ALL MK4 engines use at LEAST 2 oxigen sensors. It is mandatory for OBDII emissions...
The AEG has both pre-cat and post-cat sensors...


----------



## randallhb (Sep 17, 2002)

*Re: MK4 2.0 Engine Line-Up And Tecnical Data! (vasillalov)*


_Quote, originally posted by *vasillalov* »_ALL MK4 engines use at LEAST 2 oxigen sensors. It is mandatory for OBDII emissions...
The AEG has both pre-cat and post-cat sensors...

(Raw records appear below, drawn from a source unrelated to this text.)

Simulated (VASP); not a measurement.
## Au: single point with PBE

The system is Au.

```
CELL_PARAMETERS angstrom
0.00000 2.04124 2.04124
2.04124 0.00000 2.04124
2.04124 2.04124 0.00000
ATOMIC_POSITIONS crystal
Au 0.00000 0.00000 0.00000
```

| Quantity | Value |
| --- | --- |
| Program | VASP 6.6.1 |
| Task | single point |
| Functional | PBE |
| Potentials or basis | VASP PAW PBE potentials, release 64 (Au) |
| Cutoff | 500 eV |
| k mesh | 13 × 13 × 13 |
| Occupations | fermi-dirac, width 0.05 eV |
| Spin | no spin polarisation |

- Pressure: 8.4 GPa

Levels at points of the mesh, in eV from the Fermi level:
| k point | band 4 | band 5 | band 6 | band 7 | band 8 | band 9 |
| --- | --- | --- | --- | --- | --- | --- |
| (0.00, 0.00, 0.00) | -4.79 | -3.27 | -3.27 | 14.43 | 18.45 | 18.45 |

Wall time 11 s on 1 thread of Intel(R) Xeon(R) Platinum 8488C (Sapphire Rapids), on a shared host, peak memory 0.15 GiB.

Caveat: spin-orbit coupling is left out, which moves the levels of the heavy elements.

Not mine, VW does not care about emissions over here


----------



## TMTuned99.5Golf (Jan 27, 2004)

*Re: MK4 2.0 Engine Line-Up And Tecnical Data! (Dubboi)*


_Quote, originally posted by *Dubboi* »_mine has no air pump









neither does mine. My car was assembled April '99 so it has one of the earliest AEG's for the mk4.. but with no air pump.


----------



## VDUBOFF (Mar 24, 2005)

Mostly a bump to keep this going but add some info as well
Interesting to see where people thought that my car only makes 85 hp. Now I finally understand their stupidity. Damn I wish people would learn simple math.
85 kW 1000w .001341hp 
1 1kW 1 w = 114 hp 
Not that bad… not that great either but great gas mileage.


----------



## vasillalov (Nov 5, 2003)

*Re: MK4 2.0 Engine Line-Up And Tecnical Data! (TMTuned99.5Golf)*

Aparently, if it is market as YES on Secondary air pump, they meant that this was an optional thing. With the BBW, there is no option for this at all.
This also means that one could easily recode the ECU for opeartion without secondary air pump and throw all that junk out...


----------



## hkk735 (Jul 14, 2001)

*Re: (VDUBOFF)*


_Quote, originally posted by *VDUBOFF* »_
Interesting to see where people thought that my car only makes 85 hp. Now I finally understand their stupidity. Damn I wish people would learn simple math.
85 kW 1000w .001341hp 
1 1kW 1 w  = 114 hp 
.


you are part right...you have done the math to convert newton meters to crank horsepower, now figure in drivetrain loss to get wheel horsepower, and you will be right around, oh, i'd say 85ish whp


----------



## vasillalov (Nov 5, 2003)

*Re: (hkk735)*

^^ I beg to differ. Stock 2.0 dynoes at about 92-95 whp.


----------



## ABF Jeff (Nov 16, 2005)

*Re: (vasillalov)*


_Quote, originally posted by *vasillalov* »_^^ I beg to differ. Stock 2.0 dynoes at about 92-95 whp. 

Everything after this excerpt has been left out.